The Golden Rule of Making Great Music

People remember feelings, not sounds.

There are two kinds of musicians: the kind that make good music and the kind that make bad music. Since good and bad are simply a matter of opinion, there is no universal recipe for “good music”. However, there is something that all good music has in common: the listener connects with it.

Rhythm is everything.

Your music, my music, anyone’s music is defined by rhythm. People remember rhythm. People move to the rhythm The rhythm of what you play is the foundation of your music and your connection to the audience.

If your rhythm is solid and people feel compelled to move, when you see people bobbing their heads, snapping fingers, tapping feet or dancing, you know you’re doing it right. Only then will people remember things like melody or words.

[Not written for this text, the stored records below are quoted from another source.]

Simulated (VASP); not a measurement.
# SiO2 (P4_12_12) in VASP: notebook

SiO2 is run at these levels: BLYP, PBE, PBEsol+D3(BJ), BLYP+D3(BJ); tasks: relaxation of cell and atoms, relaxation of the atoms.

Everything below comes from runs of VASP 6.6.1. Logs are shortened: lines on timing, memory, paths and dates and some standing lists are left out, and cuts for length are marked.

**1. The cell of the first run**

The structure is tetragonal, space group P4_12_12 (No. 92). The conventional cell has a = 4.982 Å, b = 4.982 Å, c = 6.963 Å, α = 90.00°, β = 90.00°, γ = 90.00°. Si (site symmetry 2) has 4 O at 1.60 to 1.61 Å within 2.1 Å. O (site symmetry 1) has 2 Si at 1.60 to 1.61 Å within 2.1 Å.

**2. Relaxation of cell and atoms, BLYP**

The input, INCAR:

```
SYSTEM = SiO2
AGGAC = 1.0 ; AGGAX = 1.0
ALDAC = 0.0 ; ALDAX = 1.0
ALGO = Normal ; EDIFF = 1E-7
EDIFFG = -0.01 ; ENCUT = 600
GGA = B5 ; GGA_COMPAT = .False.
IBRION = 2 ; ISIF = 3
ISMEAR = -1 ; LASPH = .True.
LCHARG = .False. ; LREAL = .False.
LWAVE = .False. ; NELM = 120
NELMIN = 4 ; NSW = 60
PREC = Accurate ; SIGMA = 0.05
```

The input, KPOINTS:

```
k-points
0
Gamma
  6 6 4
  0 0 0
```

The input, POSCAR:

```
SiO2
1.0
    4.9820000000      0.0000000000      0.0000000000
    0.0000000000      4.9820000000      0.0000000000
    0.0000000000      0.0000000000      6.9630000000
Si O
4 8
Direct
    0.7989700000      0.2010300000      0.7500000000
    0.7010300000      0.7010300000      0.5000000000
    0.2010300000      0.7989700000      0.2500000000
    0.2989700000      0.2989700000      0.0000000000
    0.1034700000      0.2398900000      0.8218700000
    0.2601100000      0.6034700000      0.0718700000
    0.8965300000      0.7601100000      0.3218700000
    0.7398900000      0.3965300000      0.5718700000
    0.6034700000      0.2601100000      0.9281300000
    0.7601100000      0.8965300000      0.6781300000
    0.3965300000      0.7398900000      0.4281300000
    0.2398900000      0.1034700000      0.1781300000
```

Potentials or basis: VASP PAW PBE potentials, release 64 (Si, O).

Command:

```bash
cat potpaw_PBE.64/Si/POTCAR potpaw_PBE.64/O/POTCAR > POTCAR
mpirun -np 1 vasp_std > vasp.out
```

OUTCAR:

The big question is, how do you get great time and play in a way that makes people want to dance?

It’s easier than you think.

1. Record yourself playing and then listen to it. Many times. Use a metronome.

You know what good music sounds like. Who doesn’t? It’s what you like to listen to. Bad music is what you don’t like to listen to.

So record your own playing as much as possible Use your cell phone, a looper, your computer, a tape cassette recorder from 1979, it doesn’t matter because all you want to do is listen to it and be as objective and honest with yourself as you can as you ask yourself these two questions:

Do you like the music enough to listen to it a lot?

If not, exactly what don’t you like about it?

If you don’t like the music, then figure out exactly why you don’t like it. Then keep that in mind when you record again. And again. And again, until you like the music One session of this will improve your performances faster than just about anything else you can do

2. Exaggerate!

The performer feels the music, the audience hears the music.

To get the audience to feel the music the way you do, you have to exaggerate rhythmic figures and dynamics just as an actor has to exaggerate their emotions (unless it’s Nicholas Cage.) What you hear at the piano only travels as far as you can reach unless you exaggerate.

3. Always hear the song.

While improvising, comping, anything- know where the melody is at all times. When you get to this point, getting lost and losing time looking for chords is a thing of the past.

You’ll know when you have great time because it clicks and becomes a part of your being. You don’t try to remember where you are in the music or what’s coming up next anymore, you just know it.